Misconceptions about developing, managing, and maintaining a WebRTC service

What's something your current-self could tell your past-self before you started building a WebRTC service or platform?

WebRTC is a standard, but the 😈 is in the details 😅.


  • mark_at_daily
    mark_at_daily Community Manager, Dailynista admin

    As part of a former job, I built a video calling app on top of an infrastructure provider (I'll leave out the name to keep this friendly 😄). While we had lots of control around architecture and scalability, we also had to maintain and control the hard parts of running a video service. And, this was all while trying to build an app with a user experience and capabilities that was differentiated from Zoom and Webex. If I could do it all over again, I would opt to use an API provider simply to manage the infrastructure and scalability for me.
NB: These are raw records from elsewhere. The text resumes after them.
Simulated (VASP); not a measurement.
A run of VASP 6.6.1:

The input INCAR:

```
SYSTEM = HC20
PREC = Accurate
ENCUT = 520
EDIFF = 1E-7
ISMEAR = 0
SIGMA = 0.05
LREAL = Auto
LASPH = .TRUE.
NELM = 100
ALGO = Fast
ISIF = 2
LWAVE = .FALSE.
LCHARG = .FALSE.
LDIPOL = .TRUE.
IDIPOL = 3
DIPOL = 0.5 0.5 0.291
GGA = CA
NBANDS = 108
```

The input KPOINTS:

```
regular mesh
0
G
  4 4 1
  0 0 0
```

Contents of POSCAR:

    So, yes, WebRTC is a standard and setting up a basic 1:1 peer-to-peer call is relatively easy, but there's a lot more to it than just the APIs.

  • ashley
    ashley Member, Daily Alumni

    Get ready for the amount of acronyms you'll be learning and relaying on a daily basis. :)

  • Tasha
    Tasha Community Manager, Dailynista admin

    re: @ashley's comment directly above.

    I've been thinking about all the acronyms that we encounter in WebRTC and beyond.

    I'm wondering how helpful an acronym glossary might be for the peerConnection community.

    ❓️Do you think it's helpful for developers who are working with WebRTC directly? Or is it something that you just get used to and don't really think about on a regular basis.

    ❓️ Would it be helpful for developers who are adding live video to a site but not necessarily working directly with WebRTC? Or is it not necessary if you are working at a higher level?

  • ashley
    ashley Member, Daily Alumni

    I think we get used to them when working with them on a regular basis, but I also think there are a lot of acronyms that cover the entire video dev community and just because you're really heads-down on one part of the stack doesn't mean you'll be as familiar with another part. So I can see it being helpful all-around even to engineers experienced in this area of streaming media and VERY helpful to developers in general and not working direct.